In the summer of 2011 Shell surprised the industry with its purchase of around 250 Total sites from a consortium, Rontec Investments, which had just acquired Total’s UK retail and fuel distribution business. This was during a period when most oil companies as amply illustrated by Total were either rationalising their networks or pulling out of the market altogether. A trend which has continued Esso is currently in the throes of disposing of its retail network.
Three years later, and more surprising news from Shell it’s selling 250 sites. What’s going on? Firstly, they are not the same 250 sites although one or two could be it’s a coincidental number, confirms David Moss, Shell’s general manager retail North Cluster. Also, they are being offered for sale to a pre-selected list of independent retailers in a confidential commercial process.
"This is not about selling assets. It’s about how Shell grows the brand in the UK," stresses Moss. "Of course it reduces our capital employed which is helpful because we can put more of that capital into the existing estate.
"We still want to have a major presence in the co-owned sector in the UK, and we want to be able to keep that fresh over the coming years. That requires a lot of money, and like any business person I need a return on that investment.
"Sometimes we acquire and sometimes we dispose, to ensure the asset base is the best we can afford. Our long-term strategy is always to ensure we have the best assets for the business. When we bought the Total sites, we wouldn’t necessarily have known this was the refresh we were doing.
"But if you take the overall portfolio, you could argue yes, that was the intention. It’s always part of the network plan to have the right sites in the right location, and see if they prove to be the best. It’s what we call the PNP the perpetual network plan."
Moss says the company has been on a journey that started about two years ago, a journey to make the best brand even better, and minimise what he describes as the "inconsistencies" of the offer throughout the network.
He wants customers not to notice or care whether they’re on a company owned or dealer-owned site, such will be the level of investment in service station facilities and services, and high standards of safety and customer care that he wants to become synonymous with the Shell brand. "The customer proposition, whether via a co-owned or dealer site, must be right, both in terms of the physical assets and the personal element of service," says Moss. "It is the way in which something like 6,500 people represent Shell in the UK, and are providing that customer proposition for around five million customers a week. It has to be right every time."

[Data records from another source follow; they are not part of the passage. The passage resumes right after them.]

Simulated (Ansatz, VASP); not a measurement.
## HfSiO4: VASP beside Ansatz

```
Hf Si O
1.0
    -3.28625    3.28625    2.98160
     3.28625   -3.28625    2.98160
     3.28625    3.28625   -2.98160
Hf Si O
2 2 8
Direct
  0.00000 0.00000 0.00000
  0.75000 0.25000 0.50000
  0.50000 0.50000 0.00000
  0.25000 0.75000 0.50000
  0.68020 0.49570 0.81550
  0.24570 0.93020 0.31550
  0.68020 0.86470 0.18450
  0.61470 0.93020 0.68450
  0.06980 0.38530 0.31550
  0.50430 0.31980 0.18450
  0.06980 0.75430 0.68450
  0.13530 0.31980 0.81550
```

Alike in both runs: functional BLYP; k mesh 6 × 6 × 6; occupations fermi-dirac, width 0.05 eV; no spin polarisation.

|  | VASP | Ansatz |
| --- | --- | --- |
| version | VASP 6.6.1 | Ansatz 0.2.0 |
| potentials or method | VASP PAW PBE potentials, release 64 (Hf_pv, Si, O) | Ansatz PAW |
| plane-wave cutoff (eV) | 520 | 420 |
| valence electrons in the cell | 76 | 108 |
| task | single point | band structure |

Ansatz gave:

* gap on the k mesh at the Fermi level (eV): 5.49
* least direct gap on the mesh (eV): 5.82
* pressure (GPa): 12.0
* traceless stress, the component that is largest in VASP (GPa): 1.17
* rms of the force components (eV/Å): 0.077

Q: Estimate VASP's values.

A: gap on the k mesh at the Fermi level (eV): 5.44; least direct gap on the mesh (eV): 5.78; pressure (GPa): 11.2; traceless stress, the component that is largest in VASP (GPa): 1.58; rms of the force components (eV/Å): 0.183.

After much deliberation Shell has decided its optimum company owned network should number about 500 sites, (currently 750), while it plans to double its dealer network to 6-700. But Shell will remain a national marketer with a presence in Scotland all the way down to Cornwall, for co-owned as well as dealer-owned sites. "This is not about chunks of geography that we’re going to exit," stresses Moss. "We’re looking to grow the dealer estate by selling 250 co-owned sites to those dealers that are going to invest and really get the potential out of them." The forecourts on the ’for sale’ list are what Shell describes as ’tier 3’ sites average volumes of 4mlpa, profitable, but requiring investment. Dealers must bid on a minimum of 10 sites, and agree to a five-year contract.
"We’ve already chosen the list of dealers, based on their ability to purchase, but more importantly their ability to run sites to our required standards over time. So somebody could come to us with a lot of money, but if they can’t run the network then we’re not interested. If you want the best brand, you have to have the best dealers representing that brand."
In return for commitment to the brand, Moss says Shell has a great deal to offer a strong brand with a great heritage, considerably enhanced by its 60-year relationship with Ferrari, and the fact that 99% of what goes into an F1 car is the same make-up as Shell V-Power Nitro+. "We are seeing good growth and since launch in April 2013, we’ve sold over 800 million litres of Shell V-Power Nitro+," says Moss.
"Deli2Go is also really flying. We’ve got 300 so far and are still investing in the format." Customers also like Shell, according to Moss. "Our customer feedback is also good we have 20,000 responses a month. They like Shell because we have a network of sites in prime locations, that they visit regularly; and because we keep the offer fresh, and are prepared to invest in it, they’ve paid that back with their loyalty. The consistent thing is the Shell fuel. We have a solid investment programme, certainly over the next five to 10 years, to ensure our offer is fresh. We also have some very exciting marketing programmes for 2015.
"Our plans for growth are quite considerable. Growth in our brand, growth in the customer offer, and certainly growth for the retailer and dealers that are with us on the journey. We want more sales, more customers, more loyalty and more return on our investment. Shell is here in the UK for the long term. It’s a very important market and works for our customers, our people and our shareholders. But we want to do it better."